“We learn more from people who challenge our thought process than those who affirm our conclusions. Strong leaders engage their critics and make themselves stronger.”
― Adam M. Grant, Think Again: The Power of Knowing What You Don't Know
My son loves dinosaurs. Dinosaur books, posters, and surprisingly-sharp, miniature plastic dinosaurs are all over his room. So when we went to the Field Museum in Chicago this summer, his eyes grew several sizes as he stood underneath the famous Titanosaurus, the largest dinosaur ever found by archeologists. Standing under the nearly three-story tall dinosaur gave me an idea for how I can use design-thinking in the first week of school.
What is Design-Thinking, and What Does It Look Like in the Classroom?

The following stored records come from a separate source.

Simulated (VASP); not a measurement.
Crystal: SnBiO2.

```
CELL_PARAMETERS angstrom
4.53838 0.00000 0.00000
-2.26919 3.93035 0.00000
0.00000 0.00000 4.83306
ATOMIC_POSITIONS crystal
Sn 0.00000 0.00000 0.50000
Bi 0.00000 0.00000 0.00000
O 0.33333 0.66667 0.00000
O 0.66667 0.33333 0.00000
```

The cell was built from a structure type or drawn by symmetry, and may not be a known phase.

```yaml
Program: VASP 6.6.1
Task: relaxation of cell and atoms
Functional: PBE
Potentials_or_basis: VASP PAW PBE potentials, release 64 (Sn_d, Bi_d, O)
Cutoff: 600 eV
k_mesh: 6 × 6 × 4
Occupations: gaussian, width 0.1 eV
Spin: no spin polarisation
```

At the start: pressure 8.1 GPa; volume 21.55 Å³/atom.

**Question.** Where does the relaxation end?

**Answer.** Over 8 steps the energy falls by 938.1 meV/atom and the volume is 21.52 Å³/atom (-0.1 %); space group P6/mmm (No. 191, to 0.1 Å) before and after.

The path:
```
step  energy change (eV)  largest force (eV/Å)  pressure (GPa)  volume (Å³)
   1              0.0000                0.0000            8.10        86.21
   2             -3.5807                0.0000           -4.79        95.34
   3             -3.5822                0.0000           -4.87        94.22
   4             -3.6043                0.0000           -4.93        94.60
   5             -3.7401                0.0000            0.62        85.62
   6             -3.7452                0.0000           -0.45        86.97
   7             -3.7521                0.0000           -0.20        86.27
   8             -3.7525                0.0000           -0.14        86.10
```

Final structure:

Design-thinking has been used in a number of contexts but is essentially a framework that asks the problem solver to take time to understand the problem fully and the audience most impacted. Then using this information to brainstorm possible solutions, test these ideas, retool and modify based on results until reaching a solution. Design for Change’s unique spin on this is taking the framework and adapting it for teachers to use in their classrooms so that students can be the change agents for positive social change in their schools and local communities.
Useful Skills Students Learn from Design-Thinking
Getting and receiving feedback is a difficult but necessary life lesson that we’re all still learning. As a teacher, I can recall some student evaluations that gave me perspective on how I taught and led me to change my habits as a teacher. There is value in learning more from the feedback we receive each year, and if we can teach that same dedication to improvement to our students, they are well on their way to being strong leaders and design-thinkers.
Here is how I plan to bring design-thinking and the importance of peer feedback into my classes, using an adapted idea from Adam Grant’s book Think Again:
Before beginning the lesson...
I’ll give a brief introduction to design-thinking like the previous paragraph.
Then I will introduce my son, who as mentioned before loves dinosaurs and like any other seven year old, he loves getting gifts. I plan on telling my students they have the chance to make a few versions of a dinosaur drawing that could make the day of a seven-year-old (please sub my son with anyone, child or adult, real or fiction, that isn’t in the classroom).
Then follow these steps for a classroom design-thinking activity:
Take a piece of paper and divide it into four sections by drawing a line through the middle horizontally and vertically. Then number the spaces in the corners 1, 2, 3 and 4.
In space #1 draw your dinosaur. No pictures for reference either. Tap into your inner first grader and go.
After everyone has drawn for a few minutes, reveal a bit more information about who they’re drawing for, a favorite color, size or type of dinosaur (also feel free to sub out dinosaurs for your muse).
Then tell students to take the information they just learned and begin drawing a second version in space #2
After some more time to draw, ask each student to turn to a partner or a small group and ask ‘What do you like about my drawing?’ and “How do you think I can make it better?”
Once everyone has had a chance to take some feedback, have them create another drawing in space #3 based on what they learned from the feedback they just received.
Repeat step 4 and create a third drawing in space #3 with what they’ve learned so far.
Repeat step 5 one final time. Before having students create a fourth drawing.
When finished, give students the chance to show off their work to their group of peer editors.
Now it's time to debrief. Ask students:
Which drawing are you most proud of? Why?
How did the information I revealed after the first draft help you make revisions?
What role did feedback play in which drawing you were most proud of?
Which helped you more in creating a better drawing, the positive feedback or the constructive criticism?
My goal is to have students take two important lessons from design-thinking with them: 1) understanding the problem and the community impacted by it is vital to an effective solution (did anyone completely change their type of dinosaur after step three?) and 2) that feedback serves as a positive challenge to an original solution in order to modify and make it stronger.
If we can teach our students to dig deeper to understand a problem, even when they think they know enough, they will design brilliant solutions. If they can receive feedback and modify their vision for a solution, they’ll be able to harness their empathy for a community and truly meet their needs and not just what they assume those needs to be.
In the last few years our students have marched, sometimes out of our classrooms, for issues like gun violence, racial injustice and climate action. They are more than ready to play an important role in improving our world. With design-thinking introduced so early in the school year, teachers can watch students develop these skills and apply them in a difficult physics proof or to meet the needs of those facing homelessness in their local community. If teachers are dedicated, and build on these skills, their students will continue to surprise them in what they are able to solve and create.